Editor’s note: Dave Bryant is vice president of data analytics at Ironwood Insights Group.
Biplots are among the most commonly used tools for describing and displaying differences of various products or group segments on multiple attributes or product features. Biplots are one of many types of perceptual maps, which also includes discriminant analysis, multidimensional scaling or plots of group means on principle components or factors. Biplots are more robust than other techniques in that they can be used with many types of data, such as means, percentages and frequency counts. In this article I will use a health care example to show how to use and interpret biplots in research.
Rating health plans using biplots
The biplot will be illustrated using data obtained by asking respondents how they rate six health plans on eight different attributes. The attributes comprise a checklist of features and respondents were asked to rate up to four health plans which they were most familiar with. Table 1 shows the percentage of respondents who agreed that they were satisfied with the brand or that the brand provided that service attribute.
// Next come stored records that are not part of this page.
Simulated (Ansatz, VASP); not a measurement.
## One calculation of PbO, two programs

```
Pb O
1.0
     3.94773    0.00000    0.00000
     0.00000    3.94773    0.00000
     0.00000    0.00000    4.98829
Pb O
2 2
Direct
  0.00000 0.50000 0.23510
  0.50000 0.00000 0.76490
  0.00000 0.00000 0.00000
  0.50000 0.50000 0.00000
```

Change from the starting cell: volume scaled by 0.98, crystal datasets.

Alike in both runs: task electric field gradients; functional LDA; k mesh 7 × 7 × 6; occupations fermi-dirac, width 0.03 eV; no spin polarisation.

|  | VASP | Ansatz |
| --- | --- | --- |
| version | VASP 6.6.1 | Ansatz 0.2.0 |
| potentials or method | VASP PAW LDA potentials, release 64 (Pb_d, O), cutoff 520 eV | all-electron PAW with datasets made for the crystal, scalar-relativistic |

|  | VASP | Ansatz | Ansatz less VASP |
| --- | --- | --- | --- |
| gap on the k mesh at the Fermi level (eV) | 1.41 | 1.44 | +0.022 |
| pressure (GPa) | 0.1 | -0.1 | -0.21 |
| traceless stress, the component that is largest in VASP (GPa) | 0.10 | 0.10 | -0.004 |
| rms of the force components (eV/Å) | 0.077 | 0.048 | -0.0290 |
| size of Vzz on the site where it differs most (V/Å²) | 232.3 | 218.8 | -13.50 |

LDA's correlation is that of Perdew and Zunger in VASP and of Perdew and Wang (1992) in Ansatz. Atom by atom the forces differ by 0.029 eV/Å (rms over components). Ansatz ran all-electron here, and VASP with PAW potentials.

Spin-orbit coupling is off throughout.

These percentages are actually product means. For example, 60% of respondents are satisfied with Health Plan B compared to only 15% of respondents who are satisfied with Health Plan A.
A biplot of these data are shown in Figure 1. In this plot, health plans are shown as points and attributes as vectors. We refer to this figure as a biplot because both products and attributes are shown on the same plot. Horizontal and vertical reference axes have been drawn through origin (0,0). Around 84% of the information about the brand differences is captured in this biplot, so it is an accurate representation of the data.
In the lower left-hand corner of the plot, you can see two vectors. These show that 60.7% of the variation is explained along the horizontal axis, while 23.2% of the variation is explained along the vertical axis for a total of 81.1%. Mathematically, this is the cumulative percent of the two eigenvalues computed during the biplot estimation.
Interpreting attribute vectors in biplots
Each attribute vector has two important components: length and direction. The length of the attribute vector indicates the extent to which brands differ on that particular attribute. The attributes with the longest vectors indicate that the brands are most widely separated on this attribute.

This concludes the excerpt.